Thursday, October 30, 2008

Save The Pie Maker

I don't make impassioned pleas to my extremely limited readership often, except for those begging you not to waste an hour and a half of your life on a worthless movie, but this is different. I'm asking you to spend an hour of your life on a worthwhile TV program.

If you haven't seen it yet, let me tell you about Pushing Daisies. It is whimsical, fun, charming, and unique. The sets, props, and costumes are straight out of the storybooks. The plots are ingenious mysteries that serve to develop and showcase the fantastic characters.

The facts are these...
From Bryan Fuller (Heroes, Wonderfalls) and Barry Sonnenfeld (Men in Black) comes a critically acclaimed series with an unprecedented blend of romance, fantasy and mystery, Pushing Daisies, a forensic fairytale about Ned, a young man with a very special gift.

As a young boy Ned discovers that he can return the dead briefly to life with just one touch. But his random gift isn't without deadly consequences& as he soon finds out. He discovers the rules of his gift early: First touch - alive; second touch - dead again, forever; Keep something alive for more than a minute and something else has to die in its place.

Grown up Ned (Lee Pace) puts his talent to good use by touching dead fruit and making it ripe with everlasting flavor. He opens a pie shop. But his life as a pie maker gets more complicated when private investigator Emerson Cod (Chi McBride) discovers Ned's secret. Emerson convinces the cash-strapped Ned to help him solve murder cases (and collect a hefty reward fee) by raising the dead and getting them to name their killers.

Then Ned is handed the case that changes his life forever. His childhood sweetheart, Charlotte "Chuck" Charles (Anna Friel), is murdered on a cruise ship under strange circumstances. Her death brings him back to his hometown of Coeur d' Coeur to bring Chuck back to life, albeit briefly, and to solve the crime. But once reunited with Chuck, Ned can't bring himself to touch her again.

Chuck becomes the third partner in Ned and Emerson's PI enterprise, but she encourages them to use their skills for good, not just for profit. Ned is overjoyed to be reunited with Chuck, the only girl he's ever loved. Life would be perfect, except for one cruel twist: If Ned ever touches her again, she'll go back to being dead, this time for good.

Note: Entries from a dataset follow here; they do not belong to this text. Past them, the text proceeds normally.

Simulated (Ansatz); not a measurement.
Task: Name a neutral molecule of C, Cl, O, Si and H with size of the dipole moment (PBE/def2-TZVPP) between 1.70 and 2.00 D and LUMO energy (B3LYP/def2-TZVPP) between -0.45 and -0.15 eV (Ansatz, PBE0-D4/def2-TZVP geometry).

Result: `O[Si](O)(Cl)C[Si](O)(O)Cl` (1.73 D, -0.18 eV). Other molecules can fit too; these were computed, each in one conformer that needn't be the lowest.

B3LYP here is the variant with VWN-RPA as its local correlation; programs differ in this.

This season Ned and Chuck's relationship begins to change as Chuck yearns for more independence and moves out of Ned's apartment - without Ned's support. Lovelorn waitress Olive Snook (Kristin Chenoweth) cracks under the pressure of keeping Aunt Lily's (Swoosie Kurtz) deep dark secret -- that Lily is Chuck's mother -- and runs off to a nunnery. Digby gets a new friend when Pigby, a hog with special talents, moves in. And the sudden appearance of mysterious Dwight Dixon (recurring guest star Stephen Root), supposedly an old friend of both Ned's and Chuck's father's, spells trouble for everyone.

Pushing Daisies was nominated for 12 Emmy Awards in its first season. Lee Pace, Anna Friel, Chi McBride, Ellen Greene, Swoosie Kurtz and Kristin Chenoweth star in the visually stunning series from Living Dead Guy Productions, The Jinks/Cohen Company, in association with Warner Bros. Television. Tony winner Jim Dale, reader of the Harry Potter series of audio books, is the narrator. In addition to Fuller and Sonnenfeld, Dan Jinks & Bruce Cohen (Academy Award winning producers of American Beauty) and Peter Ocko (Boston Legal) serve as executive producers.

From ABC's Pushing Daisies Site

Go, click the link and watch an episode or two online. Once you do, go here (http://www.savethepiemaker.com/) and sign the petition to save the show, maybe even send ABC a message via the link under #5. This is the third of Bryan Fuller's series that I has completely absorbed me for an hour every week. I would really love to see this one last.